Visualising the Sensemaking Space


This project closely relates to the Visual Analytics for Sensemaking project. Please check that project webpage for the introduction on sensemaking.

A published paper describing the idea and a link to a online demo are available on this page. The source code of the system is available on GitHub.

The goal of this project is to understand how users make sense of data by visualising and analysing the sensemaking process that is represented as a sequence of high-dimensional vectors.

In this project, we describe each step in sensemaking with a ‘provenance vector’, that includes all the information necessary to reconstruct the visualisation state. This includes information such as what data are displayed and how they are visualisation.

Using the Gapminder as an example (see the screenshot below), the vector includes information such as what the x and y axis represent, what are the colour and size of each circle, and the year of the data.


As the user explores the data, he/she may change the year, select different attribute for the axis (e.g., showing ‘population’ instead of ‘income’ on the x axis), and so on. Each such change updates the ‘provenance vector’, and a sensemaking process can be described as a temporal sequence of such vectors (the left of the top figure). Such sequences (called ‘provectories’ in the paper) can be projected into lower dimensions with methods such as t-SNE or UMAP (the middle of the top figure). It is also possible to show the traces of many user sessions together to see if there is any similarity or difference (the right of the top figure).

Research Questions

Once the sensemaking process is captured, it can be analysed by either visualisation or machine learning to identify any interesting patterns:

For single user, such patterns can be:

  • Are there any frequent patterns, i.e., a sequence of actions that appear multiple time? If so, what does this mean, i.e., why was the user doing this?
  • Is it possible to infer the analysis actions, such as comparing two similar states or analysing the clustering in the data?
  • Is it possible to infer what strategy the user is using, such as a depth- or breadth-first search?
  • Is it possible to show what data have been explore and what hasn’t?
  • Is it possible to infer when a user is stuck and can use some help with further analysis?
  • Did the user find the answer, and what is it?

There are also many interesting questions about a group of users, such as:

  • What are the differences and similarities among the user sequences?
  • Is it possible to tell who are the experts and who are the novices?

As mentioned, visualisation and/or machine learning can be used to answer these questions.

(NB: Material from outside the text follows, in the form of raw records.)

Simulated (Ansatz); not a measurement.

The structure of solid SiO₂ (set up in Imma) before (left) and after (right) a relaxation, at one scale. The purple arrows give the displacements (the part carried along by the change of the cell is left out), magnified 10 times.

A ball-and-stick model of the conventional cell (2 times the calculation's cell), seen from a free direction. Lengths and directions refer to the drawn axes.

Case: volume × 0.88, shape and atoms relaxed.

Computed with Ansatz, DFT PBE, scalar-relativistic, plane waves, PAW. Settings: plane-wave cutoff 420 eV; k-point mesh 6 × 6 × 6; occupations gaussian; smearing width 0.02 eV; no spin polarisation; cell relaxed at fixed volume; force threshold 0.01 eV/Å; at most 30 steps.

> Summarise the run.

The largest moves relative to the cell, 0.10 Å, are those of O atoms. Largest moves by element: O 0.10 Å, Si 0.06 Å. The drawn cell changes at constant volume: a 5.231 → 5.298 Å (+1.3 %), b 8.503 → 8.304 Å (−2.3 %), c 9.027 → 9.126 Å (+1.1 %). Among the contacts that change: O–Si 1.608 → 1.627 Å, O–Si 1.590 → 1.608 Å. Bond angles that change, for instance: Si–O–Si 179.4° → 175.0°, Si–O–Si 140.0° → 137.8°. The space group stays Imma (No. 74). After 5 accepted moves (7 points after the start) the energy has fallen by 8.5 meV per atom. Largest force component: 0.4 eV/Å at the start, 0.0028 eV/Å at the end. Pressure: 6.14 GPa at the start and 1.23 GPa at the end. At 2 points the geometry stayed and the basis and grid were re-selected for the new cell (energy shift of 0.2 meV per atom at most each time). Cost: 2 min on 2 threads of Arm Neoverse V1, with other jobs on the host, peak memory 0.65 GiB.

Required knowledge and skills

  • Data Visualisation: An User Interface (UI) is needed to:
    • Present the provectories to the users in a visual and easier-to-understand way;
    • This can be done for the users, so they can use the information to improve their sensemaking process, or
    • This can be done for the researchers who want to understand how users conduct sensemaking and how the tool can be designed to support this.
  • Machine Learning can be used together with the visualisation to answer the research questions listed earlier:
    • Machine learning can be used to identify frequent patterns, infer user task and strategies, and so on;
    • Machine Learning can also be used to provide proactive support, for example, detecting when user is stuck and provide personalised support. This is related to the Human-AI Teaming project.
  • Programming
    • The existing UI is programmed in JavaScript mostly using libraries d3.js.
    • Python is the recommended language for the Machine Learning and NLP. Python libraries such as Scikit-Learn and spaCy are recommended for the machine learning and NLP respectively.